You are viewing a preview of this job. Log in or register to view more details about this job.

Speech AI Data Annotation Specialist

About oto

oto is building high quality conversational speech datasets for next generation speech AI and speech to speech models. Our work focuses on natural two person conversations, including turn taking, backchannels, interruptions, fillers, pauses, and other real conversational behaviors that are important for human like voice AI.

We are looking for detail oriented annotators to help us prepare conversational audio data for speech AI research and model training.

About the role

This is a remote, paid contract role focused on high quality speech data annotation. You will work with short conversational audio assets in our custom annotation platform. Each asset is approximately 15 minutes long.

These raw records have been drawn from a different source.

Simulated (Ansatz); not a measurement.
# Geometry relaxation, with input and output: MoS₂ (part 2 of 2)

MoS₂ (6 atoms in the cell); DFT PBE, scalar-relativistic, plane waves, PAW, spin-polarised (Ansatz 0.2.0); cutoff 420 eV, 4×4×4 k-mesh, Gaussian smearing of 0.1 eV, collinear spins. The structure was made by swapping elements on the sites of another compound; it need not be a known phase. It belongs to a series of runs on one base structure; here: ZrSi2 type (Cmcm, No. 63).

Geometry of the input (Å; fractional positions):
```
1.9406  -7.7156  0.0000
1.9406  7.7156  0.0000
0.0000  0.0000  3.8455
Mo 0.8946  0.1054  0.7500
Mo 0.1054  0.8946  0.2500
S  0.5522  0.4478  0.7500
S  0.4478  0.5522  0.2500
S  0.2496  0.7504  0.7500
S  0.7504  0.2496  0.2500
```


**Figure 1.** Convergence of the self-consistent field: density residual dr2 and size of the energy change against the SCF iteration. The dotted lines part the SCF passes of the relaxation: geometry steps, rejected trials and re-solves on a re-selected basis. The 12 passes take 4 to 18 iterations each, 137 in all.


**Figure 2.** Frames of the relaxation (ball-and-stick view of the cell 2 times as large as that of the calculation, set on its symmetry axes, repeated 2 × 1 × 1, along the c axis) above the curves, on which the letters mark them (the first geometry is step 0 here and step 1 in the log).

Your main task is to review pre labeled audio and correct the transcript, speech segments, and conversational labels based on detailed guidelines.

This is not a general writing job. It requires careful listening, attention to detail, and the ability to follow annotation instructions precisely.

Responsibilities

You may work on tasks such as:

Correcting AI generated transcripts
Adjusting speech segment start and end times
Checking whether each speech segment matches the actual audio
Labeling or reviewing conversational events such as backchannels, interruptions, fillers, restarts, pauses, and turn taking
Fixing missing words, incorrect words, repetitions, and false starts
Following detailed annotation guidelines
Reporting unclear cases or platform issues
Maintaining high accuracy while working efficiently

Expected pace

After onboarding, we expect strong annotators to complete one 15 minute audio asset in about 1 hour while maintaining high annotation quality.
Rates may go up to $50 per hour for annotators who consistently meet the required speed and quality level.

Compensation

Pay range: $25 to $50 per hour, depending on experience, speed, and annotation quality.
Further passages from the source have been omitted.